The idea of having investments be influenced by one’s values and a desire to advance the social good (in addition to personal profits) is not new, but in recent decades there has been substantial growth in various forms of socially responsible investing (SRI) strategies. However, given the relatively limited number of SRI funds in the marketplace, investors haven’t had a lot to choose from, and the nature of buying an SRI fund or not means the investor is either all-in or all-out for the strategy (at least with that particular portion of the allocation).
Yet with the recent launch of Morningstar Sustainability Ratings, in partnership with Sustainalytics, it now becomes feasible to not just “buy an SRI fund” (or not), but to tilt any portfolio towards sustainable investing, simply by choosing the most sustainable of the available choices in any investment category. With Morningstar’s Sustainability Rating applied to upwards of 20,000 different funds (both mutual funds and ETFs), the investor (or advisor) can screen out the lowest-rated 1- and 2-globe funds, or focus exclusively on the 4- or 5-globe funds (given the 1-to-5 globe rating system).
In fact, the raw Morningstar Sustainability Scores actually reveal that some non-SRI funds are just as sustainably invested as their SRI counterparts, when drilling down to look at the underlying holdings. Despite the explicit sustainability mandate, the funds are nonetheless buying companies that align to relevant environment, social, and governance (ESG) factors anyway – ostensibly because some fund managers (directly or indirectly) find those to be good investment criteria, anyway.

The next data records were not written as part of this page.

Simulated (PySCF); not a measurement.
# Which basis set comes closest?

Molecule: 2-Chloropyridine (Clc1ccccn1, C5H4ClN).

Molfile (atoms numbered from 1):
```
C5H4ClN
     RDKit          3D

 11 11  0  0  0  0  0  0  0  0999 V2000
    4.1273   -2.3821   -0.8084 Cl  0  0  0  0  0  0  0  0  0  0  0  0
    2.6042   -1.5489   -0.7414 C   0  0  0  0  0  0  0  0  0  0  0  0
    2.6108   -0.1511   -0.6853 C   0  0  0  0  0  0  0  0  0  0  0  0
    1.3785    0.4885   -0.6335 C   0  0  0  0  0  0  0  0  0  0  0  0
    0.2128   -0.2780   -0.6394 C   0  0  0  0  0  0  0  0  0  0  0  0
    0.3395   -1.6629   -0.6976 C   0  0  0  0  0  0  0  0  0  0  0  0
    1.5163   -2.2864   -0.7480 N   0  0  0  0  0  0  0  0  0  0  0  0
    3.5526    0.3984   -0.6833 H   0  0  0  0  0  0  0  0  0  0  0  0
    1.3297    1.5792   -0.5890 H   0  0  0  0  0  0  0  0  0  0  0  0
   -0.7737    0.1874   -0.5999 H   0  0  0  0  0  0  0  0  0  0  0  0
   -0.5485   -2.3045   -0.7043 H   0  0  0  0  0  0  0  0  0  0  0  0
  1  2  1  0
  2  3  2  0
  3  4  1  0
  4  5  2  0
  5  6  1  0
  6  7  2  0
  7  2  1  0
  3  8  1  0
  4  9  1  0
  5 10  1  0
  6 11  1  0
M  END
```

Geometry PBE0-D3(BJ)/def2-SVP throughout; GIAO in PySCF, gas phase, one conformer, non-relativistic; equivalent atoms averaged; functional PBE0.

Yet with more investors seeking out sustainable investing – particularly amongst the rising Millennial generation – and the potential to use Morningstar Sustainability Ratings to tilt any portfolio towards sustainable investing simply by using the number of globes as a screen, it suddenly becomes possible for sustainable investing to actually begin to influence markets in the aggregate. After all, as the growth of Morningstar style boxes and their supporting benchmarks have shown, a common “scoring system” for investors to assess outcomes can have a significant impact on fund manager behavior. In turn, if dollars shift more towards sustainable investing strategies – even by just tilting at the margin – it gives fund managers more capital to deploy to companies that score well on ESG factors, and draws capital away from the rest, which means corporate leadership may finally have the incentive it needs to truly behave in a more socially responsible manner?